It is approaching 70 years since thousands of children were evacuated from London to farms and homes in the country.

MHAIRI MACFARLANE found out about the bitter sweet experiences of living away from home.

A DIET of dry bread and Oxo cubes was one of the less favourable memories of 74-year-old Thomas Horton's years as a child evacuee in St Albans during the Second World War.

Aged just four, he was the youngest boy at Coppermill Secondary School in Walthamstow to leave without his parents. But one of thousands of children to be put on a train out of London on September 1, 1939 – two days before the declaration of war.

Wearing a name tag and clutching a gas mask and a tin of spam, the boy was examined by prospective families and recalls it feeling like a “cattle market” for he and his sisters.

The grandfather said: “The first home we stayed at was horrible. I was fed on bread and Oxo. We told mum and she came and took me straight home. But every time we went home the bombs came with us. My sister and I would sit up in my room and hear, 'boom, boom, boom', getting closer and closer.”

Mr Horton was sent back to St Albans during the Blitz, but his second experience was better because of the kind Mrs Turner who, he said, was “out of this world”.

“I don't think it did me any harm,” he said. “And I really enjoyed the schools in St Albans. The teachers did everything to make you feel at home and like you belonged.
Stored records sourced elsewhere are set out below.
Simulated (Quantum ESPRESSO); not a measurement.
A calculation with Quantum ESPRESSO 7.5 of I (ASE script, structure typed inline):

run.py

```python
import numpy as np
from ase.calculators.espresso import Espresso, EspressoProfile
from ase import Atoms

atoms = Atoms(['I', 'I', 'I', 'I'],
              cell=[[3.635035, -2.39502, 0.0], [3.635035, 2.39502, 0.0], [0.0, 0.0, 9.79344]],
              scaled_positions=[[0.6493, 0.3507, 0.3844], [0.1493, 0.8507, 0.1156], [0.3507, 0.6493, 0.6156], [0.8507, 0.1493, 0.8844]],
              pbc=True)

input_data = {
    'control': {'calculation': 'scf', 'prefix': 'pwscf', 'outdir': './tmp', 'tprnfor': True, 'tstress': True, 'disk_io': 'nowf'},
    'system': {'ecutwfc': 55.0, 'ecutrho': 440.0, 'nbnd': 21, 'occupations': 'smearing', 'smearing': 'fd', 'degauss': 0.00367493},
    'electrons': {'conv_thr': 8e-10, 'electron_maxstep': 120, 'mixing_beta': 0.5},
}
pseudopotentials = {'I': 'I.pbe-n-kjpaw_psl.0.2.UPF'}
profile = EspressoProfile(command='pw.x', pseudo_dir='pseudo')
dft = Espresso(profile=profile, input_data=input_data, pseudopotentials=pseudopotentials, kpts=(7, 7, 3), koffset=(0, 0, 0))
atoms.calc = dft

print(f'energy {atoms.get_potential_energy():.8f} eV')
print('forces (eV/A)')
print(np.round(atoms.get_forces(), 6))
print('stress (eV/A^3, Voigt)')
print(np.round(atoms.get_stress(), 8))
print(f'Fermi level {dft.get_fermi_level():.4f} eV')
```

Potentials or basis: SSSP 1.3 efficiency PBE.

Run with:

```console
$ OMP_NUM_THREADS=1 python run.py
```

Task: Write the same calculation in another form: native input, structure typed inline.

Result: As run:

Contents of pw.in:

“I never got home sick because all I had ever known was living away.”

But not all evacuees' experiences were pleasant. Many were homesick and were not welcomed by their families.

Gary Heales, exhibitions and collections assistant for Vestry House Museum in Walthamstow, has been preparing an exhibition to mark the evacuation anniversary and has spoken to several former child evacuees - including his mother.

Olive Heales, 79, was also at Coppermill Secondary School when she was evacuated to St Albans, aged nine.

Mr Heales said: “My sister thought she was going to the farm for the day and couldn't understand why her mother was crying.

“The first place she went to was a large house with butlers and they thought it looked very nice. But then they were sent down to the cellar and told to live down there. They were given bread and a scraping of margarine.

“Another man told me that when his family were having eggs for breakfast they wouldn't wake him up. They would eat first, then give him bread and butter.”

He added: “A lot of people had really bad times. People tend to think they were enjoying themselves living on farms, but it wasn't good for all.”

The 1939 evacuation exhibition will be held at Vestry House Museum, in Vestry Road, Walthamstow, in September.